Better trains to steam in soon
A passenger rail transport system that will make South Africans proud will soon be on track. In addition, some 65 000 jobs will be created.
The Passenger Rail Agency of South Africa (Prasa), which is responsible for the provision of passenger rail services, has rolled out a Stock Fleet Renewal Programme aimed at bringing passenger rail services up to standard and creating jobs.
A study has found that trains used by Metrorail, a division within Prasa, has aged beyond its economic life. This has led to high maintenance and refurbishment costs, inefficient rail service, customer delays and customer dissatisfaction.
The study also pointed out that it would be uneconomical for Prasa to continue with the existing rolling stock (locomotives,railroad cars and coaches) fleet and that the entire fleet needed to be replaced.
“The people of South Africa must have a mode of transport that they will be proud of,” said Prasa CEO Lucky Montana. He said some of Prasa’s trains were built more than 50 years ago and desperately needed to be replaced with more efficient coaches and locomotives.
Some of the old coaches will become museum pieces at railway stations and others will be leased to other African countries.
The renewal programme will see an estimated 7 224 passenger coaches being bought and introduced into Metrorail between 2015 and 2035, over a period of 20 years.
Montana said the new trains would look completely different from the ones currently in use; they would be fitted with public announcement systems and information screens indicating the name of the station that the train was approaching and would be more energy efficient.

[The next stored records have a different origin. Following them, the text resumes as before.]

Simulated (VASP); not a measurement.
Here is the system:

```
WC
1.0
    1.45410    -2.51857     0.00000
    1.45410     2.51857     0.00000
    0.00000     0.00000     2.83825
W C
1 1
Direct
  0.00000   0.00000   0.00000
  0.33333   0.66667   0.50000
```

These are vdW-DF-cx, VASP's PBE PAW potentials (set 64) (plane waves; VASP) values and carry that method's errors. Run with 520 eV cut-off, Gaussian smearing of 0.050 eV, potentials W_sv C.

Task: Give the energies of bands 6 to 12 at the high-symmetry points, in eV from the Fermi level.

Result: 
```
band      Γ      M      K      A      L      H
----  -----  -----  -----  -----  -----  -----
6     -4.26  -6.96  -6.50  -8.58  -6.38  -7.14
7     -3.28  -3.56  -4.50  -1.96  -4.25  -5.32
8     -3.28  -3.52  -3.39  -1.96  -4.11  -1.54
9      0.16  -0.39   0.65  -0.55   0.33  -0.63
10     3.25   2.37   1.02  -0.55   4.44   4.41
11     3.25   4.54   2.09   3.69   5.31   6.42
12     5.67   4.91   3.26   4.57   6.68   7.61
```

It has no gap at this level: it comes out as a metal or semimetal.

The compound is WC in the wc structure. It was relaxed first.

Two 10-year contracts will be awarded to manage the local content aspect of the project, which it is hoped will exceed 70 per cent.
The total cost of R136 billion will see the project create 65 000 direct and indirect jobs.
Of the total amount, R13 billion will be spent on infrastructure development and about R3 billion on the construction of new depots in Cape Town and Gauteng.
The first new trains are expected by 2015. Metrorail expects to receive in the region of 500 to 600 coaches a year until 2032.